Newton’s ‘Quantum Revolution’ and the Death Knell of Materialism

In an earlier post on Einstein, I discussed Newton’s demolition of the mechanical philosophy. Since the topic of materialism is so widely misunderstood, I think the significance of what Newton did should be discussed at length. Unfortunately, the revolutionary import of what Newton did has still not been absorbed by many people, even after the lapse of over 300 years. (Newton obviously had nothing to do with Quantum Theory. The reason I have used the words ‘Quantum Revolution’ in the title are to underline the fact that what Newton did, was considered by everyone (including himself) to be as exotic, mind-boggling and non-sensical, in his time, as Quantum Mechanics is considered in our day. This is a fact that is forgotten even by many physicists who describe Newton’s physics as ‘common-sense’ physics, which it was anything but).

Newton, like Galileo and Descartes before him, was an adherent of the mechanical philosophy. According to this philosophy, the goal of science was to explain everything in terms of contact among physical/material bodies. The reasoning behind this approach was solid. Descartes and company were thoroughly dissatisfied with the Aristotelian way of explaining things, whereby phenomena could be explained based on the qualities of the bodies involved.

For instance, according to an Aristotelian, a heavy body fell down because it was going to its natural place. The eminent figures of the modern scientific revolution recognized the emptiness of such an explanation. Therefore, they called for a mechanical approach for intelligible explanations. (The word intelligible is very important here. It is important because the standards of intelligibility have changed, diminished in fact, as science has progressed). Simply put, lumps of matter interacting with other lumps of matter was an ‘intelligible’ explanation for natural phenomena (according to the followers of the mechanical philosophy). So everything from magnetic attraction to gravity had to be explained in mechanical terms, i.e., lumps of matter pushing against each other. Come to think of it, it makes perfect sense. Consider mundane examples such as a footballer kicking a football or people pushing against each other. Both acts of contact give rise to natural phenomena: the football being hurled high into the sky, and the colliding people falling back or down.
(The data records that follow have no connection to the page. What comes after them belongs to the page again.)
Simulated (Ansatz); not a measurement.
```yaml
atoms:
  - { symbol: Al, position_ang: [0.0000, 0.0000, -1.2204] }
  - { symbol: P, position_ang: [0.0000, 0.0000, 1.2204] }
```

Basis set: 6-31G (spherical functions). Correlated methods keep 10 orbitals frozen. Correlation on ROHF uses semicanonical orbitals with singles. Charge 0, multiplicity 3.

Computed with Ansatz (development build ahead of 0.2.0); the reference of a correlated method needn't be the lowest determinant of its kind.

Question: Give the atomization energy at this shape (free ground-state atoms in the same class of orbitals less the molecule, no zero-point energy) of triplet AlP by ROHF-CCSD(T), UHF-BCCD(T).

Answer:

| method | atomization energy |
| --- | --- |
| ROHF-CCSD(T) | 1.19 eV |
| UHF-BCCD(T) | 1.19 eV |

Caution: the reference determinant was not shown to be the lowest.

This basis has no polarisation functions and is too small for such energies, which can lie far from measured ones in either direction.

The scientific leap made by the adherents of mechanical philosophy was to extrapolate contactual causes for explaining all phenomena, including those where such collisions were not visible to the senses. So for example, in order to explain magnetic attraction and repulsion, Descartes supposed that tiny, invisible particles of matter collided with each other to produce magnetic effects. Gravity too could be explained in a similar way.

But along came Newton and talked about the attractive force of gravity, without giving any intelligible (i.e., mechanical/physical/material) explanation for it. So this essentially meant, anathema of all anathemas, that action could occur at a distance without any physical contact! People in generations after Newton grew up with a model of the world in which  every body in the universe attracts every other body. This might have seemed like common-sense after Newton but it is anything but. It is like saying that when I move my hand, I move the moon*. Let me rephrase: It is EXACTLY like saying that when I move my hand, I move the moon! Action at a distance! Force! Magic? Intelligibility down the drain!

When Newton published his work, it scandalized such illustrious people as Leibniz (Leibniz is someone who can easily give any intellectual a run for his or her money, in any era), Huygens (another heavyweight), Robert Boyle, and last but not the least Newton (the greatest scientist of them all) himself.

Huygens and Leibniz explicitly rejected Newton’s “mystical” theory because it was “incompatible with the laws of mechanics”. They criticized him for reintroducing “occult” forces into science, from which science of course had extricated itself after great advancements. They felt the that theory of gravitation was a “treason against the good cause of natural science”

And the most striking judgement came from the supreme philosopher, David Hume. Hume said: “Newton restored nature’s ultimate secrets to that obscurity, in which they ever did, and ever will remain” !!!??? Hume was of course right! But this is not what we say about Newton these days, is it? Or even contrast Hume with someone from the same generation, Alexandre Pope, who was a poet (and not a philosopher or a scientist). Pope waxed lyrical about Newton: “Nature and nature’s laws lay hid in Night/God said, ‘Let Newton be!’ and all was light”

Due to the success of Newton’s theory in accounting for experiential and experimental data, it was Pope’s judgement on Newton, rather than Hume’s, which came to be commonly accepted. Newton’s theory became standard, and gradually became ‘common sense’. We discovered that we had to lower our standards of intelligibility. Things could not be explained in physical/mechanical/material terms. After Newton there was no longer any meaningful definition of the term physical or material. Was the force of gravity “physical”/ “material”?  In fact, as science progressed further after Newton, with concepts such as electrical and magnetic “fields”, and later on concepts as exotic as “curved space time”, becoming comfortable tools in the toolbox of scientists, the notion that the world is ‘physical’ (whatever that means) forever disappeared from the sciences.

But this is something that many people (including many philosophers and scientists) either do not remember or do not seem to be cognizant of. (Of course, with Quantum mechanics, we have had to further lower our standards of intelligibility).

(Endnote: The ideas in this post have been inspired by the writings of Steven Weinberg, Noam Chomsky, I. Bernard Cohen and Peter Dear) 

This sentence is due to Noam Chomsky

3 responses to “Newton’s ‘Quantum Revolution’ and the Death Knell of Materialism”

  1. […] early as Newton, and not in the beginning of the 20th century. I refer the reader to this post on Newton’s revolution for a more detailed discussion of this […]

  2. Great summary. It’s remarkable that this is only a sideline in Chomsky’s philosophy (and Chomsky is one of these few people who today represents the broad pre-20th century sense of philosopher) … it’s strange that this is not generally appreciated, even by the philosophers of science, with the gravity that Chomsky (and I presume the others you mention) explains it: this is a question which goes right to the heart of who we are as human beings.

    1. Yes, it is remarkable indeed. I have said this many times in the past and will say it again: we will only truly realize how great a mind he really was when he is no longer with us.